U.S. Bankruptcy Judge Kevin Gross sitting in Delaware recently approved J.G. Wentworth’s (the “Debtor’s”) Chapter 11 plan after overruling an objection from the U.S. Trustee regarding third-party releases. The Debtor’s Chapter 11 reorganization plan was the second it has brought before the Delaware bankruptcy court in the last ten years.

The Debtor is a consumer finance company that specializes in purchasing and selling structured settlements and other assets in exchange for insurance payouts. After restructuring $370 million in term loan debt in 2009, the Debtor filed for bankruptcy on December 12, 2017 and brought another prepackaged chapter 11 plan to Delaware bankruptcy court. The plan called for a restructure of nearly $450 million in secured debt whereby senior secured lenders’ claims would be satisfied by receiving 95.5% of the new common equity in the reorganized J.G. Wentworth in addition to roughly 46% of their claims in a cash payout.

While the Debtor and the U.S. Trustee worked through the vast majority of issues regarding the Debtor’s plan, the U.S. Trustee objected to the way third-party releases could be granted absent any affirmative action by a creditor. The U.S. Trustee argued that consent is typically given by creditors to third-party releases in the form of an opt-in or opt-out clause, but here, no such clause or provision existed. Instead, creditors had to file an objection. The U.S. Trustee argued that requiring creditors to file objections to oppose the release of such consent rights imposed an undue burden on creditors. Such an imposition would require the financial burden of hiring and retaining counsel.

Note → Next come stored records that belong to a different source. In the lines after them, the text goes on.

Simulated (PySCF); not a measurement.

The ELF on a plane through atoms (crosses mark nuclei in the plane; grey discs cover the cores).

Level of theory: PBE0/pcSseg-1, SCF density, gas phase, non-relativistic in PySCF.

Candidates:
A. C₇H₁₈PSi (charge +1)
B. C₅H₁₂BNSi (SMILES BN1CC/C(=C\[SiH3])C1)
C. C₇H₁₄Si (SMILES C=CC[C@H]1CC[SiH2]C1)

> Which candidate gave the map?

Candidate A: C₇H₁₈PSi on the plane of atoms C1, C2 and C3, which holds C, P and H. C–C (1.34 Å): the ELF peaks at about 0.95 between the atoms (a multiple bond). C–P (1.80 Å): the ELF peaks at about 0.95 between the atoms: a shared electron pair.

In response, J.G. Wentworth noted that the plan received no opposition from any creditors regarding the releases or the plan generally. J.G. Wentworth further argued that creditors were fully aware of their rights since they received a notice explaining the releases with explanatory definitions of all terms for clarity purposes. The notice clearly stated releases within the plan could affect the creditors’ rights.

Although Judge Gross had denied certain third-party releases in the past, he approved these releases noting that they seemed consensual in the absence of any objections from creditors.